Tim Slessor

Tim Slessor was born in England in 1931. His father was an officer in the Royal Navy’s Air Arm; consequently Tim spent most of his pre-war boyhood in Malta – the then home-base of the RN’s Mediterranean fleet.  But in June, 1940, when his father (along with over 1,500 others) was lost in the sinking of the carrier, HMS Glorious and her two escorting destroyers, his mother took him back to her home country of Australia. Those wartime years “down under” were, Tim recognizes even today, very formative. In late 1945, with the War over, he and his mother eventually returned to the UK. 

 

At 18, after completing a very English middle-class education, Tim chose to do his military service in the Navy, specifically in the Royal Marine Commandos. Indeed, after a year “in the ranks” he was commissioned as a Lieutenant, and then posted to an active service unit in Malaya – fighting communist  terrorists. As he later wrote, “In the jungle, one grows up quickly”.  In late 1952, with his service completed, he took up the minor scholarship he had earlier gained at Cambridge University. Three years later, he graduated with a degree in Geography. During his last year, he and a friend put together a six-man expedition; they aimed to become the first people to drive all-the-way-overland (in two early Land Rovers) from Europe to Singapore. A number of people had already tried – and failed. Suffice it to say that, after a long and, at times, difficult journey of 12,000 miles, the Cambridge crew succeeded. Their films were later shown on both the BBC-TV and NBC. And Tim’s book, “First Overland”, in its day a minor best seller, is still, after 63 years, in print; indeed – it’s now in its seventh edition. A critic reckoned it, “The best travel book I’ve ever read”. Tim’s reaction? “I wasn’t just proud; I was highly conceited – still am!”

 

In 1957, he joined the  BBC as a documentary trainee. In subsequent years, as he became more experienced (and a presenter/director) he travelled the world and won several awards both in the UK and US; he is particularly proud of a citation from the Cowboy Hall of Fame in Oklahoma – for  a five part-series on the American West. Indeed, in 1965, he quit the BBC (after a minor spat “with an idiot boss”) and migrated with his wife and their two little small children to a small college in Chadron – a remote but wonderful cow-town in north-west Nebraska. He taught English and Journalism. Later, the family moved east to Syracuse, NY where, for two years, he worked for the local PBS station (WCNY-TV). 
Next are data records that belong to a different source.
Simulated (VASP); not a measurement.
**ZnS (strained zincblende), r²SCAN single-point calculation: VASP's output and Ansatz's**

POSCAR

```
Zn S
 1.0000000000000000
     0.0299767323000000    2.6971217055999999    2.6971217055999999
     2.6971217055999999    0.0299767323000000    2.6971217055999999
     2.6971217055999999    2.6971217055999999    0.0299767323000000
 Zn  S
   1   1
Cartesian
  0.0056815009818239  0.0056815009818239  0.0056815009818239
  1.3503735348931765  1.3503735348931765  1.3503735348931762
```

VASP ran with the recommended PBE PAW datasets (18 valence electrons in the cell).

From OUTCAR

Eventually, the family returned to the UK; Tim went back  to the BBC where he joined a team making a 13-part documentary series about the UK – shot entirely from a helicopter. He particularly recalls filming an 800 miles aerial journey from the Scilly Isles to remotest Shetland. Later he made the BBC’s five-part tribute to Australia on the occasion of that country’s bi-centenary (1788-1988). He also became a bit of a specialist on documentaries about the US; amongst many other assignments in those parts, he worked on Alistair Cooke’s 13-part NBC/BBC series about the history of the US. He eventually wound up in a largely administrative/executive role as the number two in the BBC’s general documentary department. He retired in 1990 in order, as he says, “to get back to the sharp end – to actually be making documentaries again”. He filmed from the Himalayas to the Arctic, from the Out-Back to the Sahara.

 

Since then he has written two more books. The first, “Lying in State”, is a heavily researched polemic questioning Britain’s Ministry of Defense for a series of nine “official” cover-ups and deceptions – ranging, for example, from the 20-year denial of Gulf-War Syndrome to the true circumstances behind the loss of his father’s ship back in 1940. His other book, “Out West”, continues his fascination with the many veined story of the American West; one critic reckoned that, “Western histories – a crowded field. But this is as good as they get – and it’s by a Brit!” Again, Tim says, “I’m not just proud; I’m highly conceited!”

Finally, as he likes to comment, “I get back to Nebraska and Wyoming as often as I can afford. But if I had enough cash, I’d surely have a private jet and commute two or three times a year between London and Buffalo, Wyoming – God’s own country”. A problem is that, at 88, I can’t get the necessary travel/health insurance”.

 

Even more finally, Tim is not long returned from a journey to the Chatham Islands. They are on the far side of New Zealand. Check them out on a globe; from Britain, one cannot go any further – without  coming back. Which, he says, is why he went there.